SOLOTHURN, Switzerland—Ever since Johannes Nagel began working with ceramic materials, which is now almost fifteen years, his main interest has been dedicated to the central object of his profession: the vessel. That is but the continuous attempt to reinterpret an ancient cultural technology in contemporary terms. The fact that he employs seemingly archaic means is not in any way inconsistent to either himself or to the viewer.
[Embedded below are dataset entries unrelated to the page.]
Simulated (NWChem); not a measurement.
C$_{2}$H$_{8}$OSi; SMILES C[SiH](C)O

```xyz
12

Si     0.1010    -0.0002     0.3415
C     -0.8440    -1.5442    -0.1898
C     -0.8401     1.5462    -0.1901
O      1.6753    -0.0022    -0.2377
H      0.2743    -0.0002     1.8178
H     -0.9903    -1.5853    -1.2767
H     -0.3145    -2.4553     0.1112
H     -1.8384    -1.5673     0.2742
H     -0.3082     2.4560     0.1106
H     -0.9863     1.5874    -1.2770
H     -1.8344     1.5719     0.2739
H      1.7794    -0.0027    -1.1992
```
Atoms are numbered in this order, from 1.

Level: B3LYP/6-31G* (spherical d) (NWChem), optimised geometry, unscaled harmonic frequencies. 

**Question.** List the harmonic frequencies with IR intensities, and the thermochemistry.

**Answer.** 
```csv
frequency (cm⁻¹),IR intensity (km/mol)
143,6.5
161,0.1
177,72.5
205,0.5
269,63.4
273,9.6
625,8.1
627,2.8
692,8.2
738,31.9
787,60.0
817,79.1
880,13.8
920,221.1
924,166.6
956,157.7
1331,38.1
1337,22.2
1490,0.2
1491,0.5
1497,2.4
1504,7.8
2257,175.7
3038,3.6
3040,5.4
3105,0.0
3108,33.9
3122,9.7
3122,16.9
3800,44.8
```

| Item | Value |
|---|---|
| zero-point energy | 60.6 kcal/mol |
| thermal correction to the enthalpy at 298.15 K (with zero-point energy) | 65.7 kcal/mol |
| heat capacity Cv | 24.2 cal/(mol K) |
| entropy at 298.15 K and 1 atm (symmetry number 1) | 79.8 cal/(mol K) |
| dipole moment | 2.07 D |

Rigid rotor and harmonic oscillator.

Featured image: Johannes Nagel, Orange blue 2017, Porcelain, 50 x 40 x 61 cm
For the production of his forms Nagel uses a sand casting technology he developed himself. The procedure is reminiscent of the spouting of cavities archeologists do when they want to render dissolved organic artifacts visible. Nagel begins his work with excavations in sand. For this he only uses his hands. He creates cavities that cannot be examined by sight. Yet control is still possible. The digging is not an act of spontaneous improvisation but is implicated in an idea of the desired outcome, including some measure of divergence and surprise. This practice is a prime example of the complex interrelationships of hand and brain that we all know from first-hand experience. Immanuel Kant described the hand as “the visible part of the brain.” In his Anthropological Didactic he writes:
“The sense of touch lies in the fingertips and their nerves (papillae) in order to discover by touching the outside of a solid body its peculiar form.”
The forms dug by Johannes Nagel owe their shape to his groping hands.
The cavity is his matrix into which he pours the porcelain slip. The sand drains the viscous porcelain mass of its water. In all slip casting methods the superfluous material has to be poured out once the desired wall thickness has been attained. During the ensuing shaping the casting form is necessarily lost—thus precluding repetition. The procedure of digging and shaping recalls an alchemist’s laboratory. If we are thinking here of Tschirnhaus and Böttger, who, by trial and error, uncovered the secret of the “white gold” and produced the first European hard porcelain, the comparison is not so far-fetched. However, Johannes Nagel’s sculptures with their porous, crazed and rough skin have little in common with the smooth surfaces of conventional porcelain vessels. They remind Ilka Rambausek of “primeval shapes from the history of their own species.”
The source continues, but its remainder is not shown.